Monday, February 2, 2015

Letter #80 - Following the Spirit, with an open heart, is a life long goal

Wonderful people. The first thought of my heart, I have to say is, I love ya'll.

Sharing the Love.

Second off, I was told by a German member that he really loves my weekly letters and reads them too (on FB). So hey, that makes me feel swell :)

So pressure is on right? :)

This week was fantastic. The miracles here in Heidelberg are just popping up like daisies. I feel like I use this phrase a lot. It's, I swear, the best way to describe what happening because honestly, the Lord does His work according to His own timing. I'm just happy to see it progress, and be His servant.

This week, we met with Prakash, and we LOVE the guy. We had a very intense lesson with him on Saturday. We taught about tithing and the blessings that come from it. Then, of course talked about baptism. The spirit there was so STRONG. When we were giving testimony, the spirit bore it and you could feel the honest truth behind it. Also, we went over the questions for baptism. Everything he answered was perfect. But just like the scriptures say, the spirit can only come "unto" the heart, not "into" it. In the middle of the lesson, I had a thought to ask Prakash if he asks questions when he prays. He said no. So, we committed Him to ask God, just ask, and He will answer. So hopefully he gets an answer. :) Prayers for Him would be great.

Ooh, another wonderful experience this past week was meeting with our new investigator Hamed. He came to the church, and wants to be a professor at BYU. He wanted to start practicing English with us. So naturally, we started teaching him the lessons. :) He is such a humble guy, and we learned more about his religion. Then as we taught the Plan of Salvation, the Spirit again testified so strongly. He KNEW that this is the way for Him. But then he immediately retreated to something that He had before, his past. We told him that what he is feeling, is truth and light. That this path has been revealed to him. We just hope that he also prays and receives an answer that this is the way his Father in Heaven wants him to go.

That's my overwhelming thought this week, my friends. That when we want direction in our lives, and want to know our role in His divine plan, we must ask the Lord.

I was talking to someone awesome this week and this is the random thought that I had: Is it sometimes daunting that the future is so BIG and such a gray area?? Then, BECAUSE of that thought/vision, we go to the past, to our mistakes, because it's comfortable? The result is that our future becomes dimmer and dimmer and dimmer...
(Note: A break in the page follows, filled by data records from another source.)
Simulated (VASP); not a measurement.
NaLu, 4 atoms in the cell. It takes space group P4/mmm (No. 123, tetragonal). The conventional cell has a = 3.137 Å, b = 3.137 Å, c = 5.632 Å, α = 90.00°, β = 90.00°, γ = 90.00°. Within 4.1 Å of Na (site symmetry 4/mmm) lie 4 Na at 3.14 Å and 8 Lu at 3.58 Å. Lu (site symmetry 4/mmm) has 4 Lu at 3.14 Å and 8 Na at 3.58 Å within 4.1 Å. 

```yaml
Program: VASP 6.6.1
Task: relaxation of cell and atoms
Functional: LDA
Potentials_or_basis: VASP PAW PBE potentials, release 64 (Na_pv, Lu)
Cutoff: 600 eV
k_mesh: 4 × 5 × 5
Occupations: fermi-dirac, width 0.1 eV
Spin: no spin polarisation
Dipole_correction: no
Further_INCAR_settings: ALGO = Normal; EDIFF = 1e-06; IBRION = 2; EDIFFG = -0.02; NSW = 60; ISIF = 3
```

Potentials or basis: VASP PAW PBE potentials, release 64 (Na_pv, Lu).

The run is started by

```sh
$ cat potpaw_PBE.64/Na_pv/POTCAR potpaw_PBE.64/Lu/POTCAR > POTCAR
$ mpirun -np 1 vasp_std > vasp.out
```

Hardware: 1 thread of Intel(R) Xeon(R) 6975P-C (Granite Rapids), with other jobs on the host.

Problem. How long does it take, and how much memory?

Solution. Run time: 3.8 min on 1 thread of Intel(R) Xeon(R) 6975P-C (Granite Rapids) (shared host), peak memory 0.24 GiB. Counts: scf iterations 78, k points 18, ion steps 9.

Is that Faith? Is that looking forward to what's ahead, or is that becoming complacent to what has already happened? I don't want to settle, to feel comfortable. I want to keep jumping out of that so called "comfort zone." I feel like when I get into a comfort zone, then that means I am becoming something that the world wants me to be. The Lord knows my fate. I want to be His servant. In order to be the best servant possible, I have to keep always growing. That is my ultimate goal.

I love the Lord. I love the daily miracles that happen, and the signs of His love I see every day. I LOVE seeing in the faces and feeling in the hearts of people, after they have felt the love of God. The greatest, greatest feeling is when I come to realize that I was the answer to someone's heartfelt prayer. :)

LOVE YOU ALL!!! Have a great week. Ya'll are rock-stars.

Mit großere Liebe,

Elder Mayne

Another email included später [later]. :)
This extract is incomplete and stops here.